Saturday, August 9, 2014

My Old Lady



**Spoiler Alert**

Director: Israel Horovitz/Starring: Maggie Smith, Kevin Kline and Kristin Scott Thomas

Theater scribe Israel Horovitz dresses up his play of the same name for the big screen while appointing some considerable talent to key roles.

Kevin Kline plays Mathias Gold, a newly-arrived New Yorker to Paris, who is in the city to claim an apartment his father has willed to him. Upon entering his inheritance, he finds an elderly lady named Mathilde Girard, a British ex-patriate; who has been occupying the residence for decades. To Mathias' horror, he learns the apartment is a viager; an odd, french real-estate term that refers to a life-annuity a buyer pays to the seller until the latter's death. Although one can occupy said home, he or she cannot claim ownership until the seller passes away (I think I got that right).

Mathias discovers his father (who he was estranged from in life and whom he despised), hasn't left him with clear ownership, which he finds to be a kind of posthumous jab from the grave.
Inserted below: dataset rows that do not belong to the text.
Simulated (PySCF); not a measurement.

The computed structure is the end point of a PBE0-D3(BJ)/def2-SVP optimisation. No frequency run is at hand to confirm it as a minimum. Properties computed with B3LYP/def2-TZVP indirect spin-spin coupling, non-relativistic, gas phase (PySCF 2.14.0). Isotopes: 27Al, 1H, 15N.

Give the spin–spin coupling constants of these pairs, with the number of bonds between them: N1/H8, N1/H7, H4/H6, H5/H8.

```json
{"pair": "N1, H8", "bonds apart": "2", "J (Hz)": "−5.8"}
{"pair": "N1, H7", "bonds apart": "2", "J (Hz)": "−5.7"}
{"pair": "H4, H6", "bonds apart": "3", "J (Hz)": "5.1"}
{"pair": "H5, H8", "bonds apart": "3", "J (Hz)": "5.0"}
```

Broke and without a reason to return to New York, Mathias relies on the future sale of the house--a modest-looking but very pricey piece of Parisian real-estate--to fully emancipate himself financially. Mathilde allows him to stay until he can get handle on his situation.

Learning Mathilde is ninety-years-old, he visits her doctor, hoping to ascertain the old woman's physical status. The doctor's distaste for his visit is eloquently written in a scowl. To Mathias' dismay, the doctor smugly informs him Mathilde is a robust ninety and could conceivably live beyond one-hundred. The doctor also informs him Mathilde is her english teacher, which subtly conveys her allegiance to the old woman.

While Mathias hatches a plan to sell the apartment to a shady real-estate creep, he gets to know Mathilde and she him. He divulges details of his pathetic life; failed marriages, unpublished books and a friendless middle-age, while Mathilde mentions a former marriage and having a husband (now deceased)--who loved to hunt.

While lying in bed one day, surrounded by Mathilde's former husband's hunting trophies, Mathias rises from the bed to visit the bathroom, only to encounter a middle-age woman, who turns out to be Mathilde's daughter Chloe (Kristin Scott Thomas). The two are immediate adversaries. Mathias is seen as an unlawful intruder by Chloe, while he sees the two women as an obstacle to estate liquidation.

While spying on Chloe and her lover in the street one day, he watches as a mortifying incident unfolds. As Chloe approaches her lover, she notices his wife and kids sitting in an outdoor cafe, watching her. While her lover coaxes her to leave, the wife glares, humiliating Chloe, which lays the groundwork for her imminent break-up with her lover. Mathias uses the incident as a means to a moral high-ground but also as a way to dispel the superciliousness Chloe feels toward him.

The conflict between Chloe and Mathias becomes incendiary; concealing sparks of romance as both learn their present lives were shaped by identical, tragic pasts involving his father.

Though I feel I've seen Paris more than any other city in movies this year, its visual charms never falter. It also seems to be a place where those seeking to repair their lives or relationships find illumination or closure, such as Le Weekend. The same can be said for Horovitz's film, where the City of Lights acts as a sort of agent of reconciliation and rapprochement.

I thought the characterization offered surprises. Mathias, Mathilde and Chloe show their nuanced colors in the form of emotional frailties and unsympathetic behaviour.

But I had problems with the film. While Smith and Thomas always nail their character's jumble of pain and anxiety, which reach like tentacles from the past, Kline has never convinced me he can manage drama effectively. He can be hammy and unnatural and his transitions from the antic to the solemn are never seamless.

Like most films adapted from stage plays, My Old Lady is hobbled by theatrical conventions of narrative: plot exposition followed by dark revelations, then crisis then neat resolution. Another problem with play adaptations is that they feel like theater rather than cinema. Some directors can erase the barrier but more often than not, such films tend to be un-cinematic. One might come away from Horovitz's film entertained and appreciative of--if not enchanted by--the performances. But a weary indifference might also trail after one on the way to one's vehicle. One might be surprised by the film's lack of resonance, given the setting, the cast and the director's writing credentials but one may not care that one is surprised, which is another problem.